Central Plains Water Ltd Central Plains Water Ltd

Essendon Farm.

Paul and Ann Jarman have an incredible story – one that’s interwoven not only over five generations of farming but that includes two world wars and one common thread – a lack of sustainable water.

Paul’s great-great grandfather James Gough came to New Zealand in 1860 and three years later he paid £200 for a licence to occupy 100 acres in the Greendale area, near Darfield. That land, now known as Essendon Farm, is part of the 400 hectares Paul and Ann farm 161 years later.

In the very early days, there was not enough water for stock, so until the 1880’s, wheat was grown. However, things changed dramatically with the arrival of water races – which coincided with the development of refrigeration – a game changer not only for Essendon Farm but for all of Canterbury enabling the opening up of UK markets for Canterbury export lamb.

Past Generations.

In 1884 Gough’s daughter Annie married Thomas Jarman and the couple had eight children.

When Britain declared war on Germany on 4 August, 1914, New Zealand immediately committed to sending 220,000 troops to the First World War.

Among them were Frank, Harry (Ness) and James (Bert) Jarman. Frank and Ness both died fighting and Bert was discharged after contracting malaria fighting in Palestine. Bert passed away in 1922.
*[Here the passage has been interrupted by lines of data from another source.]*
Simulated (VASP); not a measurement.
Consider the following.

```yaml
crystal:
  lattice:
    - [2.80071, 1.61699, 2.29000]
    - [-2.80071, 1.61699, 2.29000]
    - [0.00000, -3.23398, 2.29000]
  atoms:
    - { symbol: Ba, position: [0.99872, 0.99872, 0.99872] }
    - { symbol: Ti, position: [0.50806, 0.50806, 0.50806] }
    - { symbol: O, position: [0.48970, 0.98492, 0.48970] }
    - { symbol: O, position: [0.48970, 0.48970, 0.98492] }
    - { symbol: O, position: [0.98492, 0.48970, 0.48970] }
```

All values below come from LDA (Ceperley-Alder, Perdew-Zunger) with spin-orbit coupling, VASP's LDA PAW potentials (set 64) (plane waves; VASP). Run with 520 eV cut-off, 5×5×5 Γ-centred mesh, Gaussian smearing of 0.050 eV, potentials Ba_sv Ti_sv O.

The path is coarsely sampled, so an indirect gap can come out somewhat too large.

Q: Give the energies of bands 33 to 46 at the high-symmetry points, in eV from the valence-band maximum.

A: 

From his time in the Jordan Valley, Bert learned to fully understand the importance shade plays in the environment. Post-war and back on the farm Bert began planting a network of shelter trees – an antipodean with the reality of windy plains. Serving as a floral fingerprint of the lands from which the idea was derived, many of Bert’s original hedgerows remain on the property. They don’t just provide shelter, but also food and travel corridors for wildlife – we’re talking birds, insects, and mammals. The severe Nor’West gale of 1975 further demonstrated the necessity of increased shelter, invaluable for soil conservation and efficient irrigation.

Early Adopters.

The Canterbury Plains have never been an easy area for farming. The hot, dry weather provides the necessary conditions for arable farming, but it also presents many challenges including agricultural drought conditions.

The first water from CPWL was delivered to the gate of Essendon Farm on 1 September 2018. Not only were Paul and Ann early adopters, but they are also proud advocates of CPWL. Paul says “It was heartbreaking year after year to see all your hard work going nowhere – with droughts and dry months leading to crops withering in November. Improving water on the farm has been a lifeline”.

“We signed up for CPWL in our 40s and the water arrived in our 60s, the change has been a wonderful thing; our family has been farming since 1863 and that is a lot of heritage to be guardians of. We understand that sometimes we have to make big decisions, not just for us but for future generations. The decision to join the scheme delivered certainty for those generations” says Ann.

With the promise of water security, Paul and Ann converted from sheep and cropping to dairy in 2013.

Sustainable Agricultural Practises.

The goal of moving towards more sustainable farming practices took a significant step forward with a trip to the UK in 1998 to study the Linking Environment and Farming (LEAF) programme, aligning perfectly with Paul and Ann’s longterm vision for the farm. LEAF is a charitable Trust working towards environmentally sensitive methods of farming, using the best of traditional methods and modern technology.

“Research, innovation and their grassroots on-farm applications, are the cornerstones of LEAF. Through our involvement we developed new ways of thinking and technologies around more sustainable production. Translating what we learnt through the various modules played a big part in driving more sustainable and resilient farming systems” adds Paul.

On-Farm Practice.

Putting this into practice at Essendon Farm has required an emphasis on rotating crops and the adaption of no-tillage to establish most crops – and strip tillage for fodder beet. Feed barley crops are farmed with winter feed crops and pasture, in a rotation, on the dairy support block adjacent to the milking platform. And it’s paying off, the improvement of the soil’s organic matter content has gone from 4-5% to its current 7-8% since on-farm monitoring began, along with a huge 70% reduction in tractor fuel.

“Healthy soil with higher organic matter holds water like a sponge – teeming with living organisms, which in turn promotes healthy crops – those two things work hand in hand” explains Paul. Stubble burning is no longer used on the farm, rather, barley straw is baled and used for stock feed and dairy effluent is irrigated on part of the farm, replacing synthetic Nitrogen in that area.

Future Generations.

“Embracing diversity by planting a variety of crops can have many benefits, including maintaining animal health, welfare, and performance. Soil that is rich in organic matter improves pasture production and the carbon is sequestered on farm.”

“The journey we started in England in 1998 with LEAF, continues here today with our Farm Environment Plans. The farmers we saw there were protecting woodlands, fishing streams and wildlife habitats. Their efforts were recognised by a premium paid by their major customers.”

“In essence, the journey towards sustainability on Essendon Farm began long before us. We took a hint from the trees planted by my grandfather Bert, and we ran with the idea of leaving the land in a better place for our children and our grandchildren to give them the opportunity to continue as a family farm,” concluded Paul.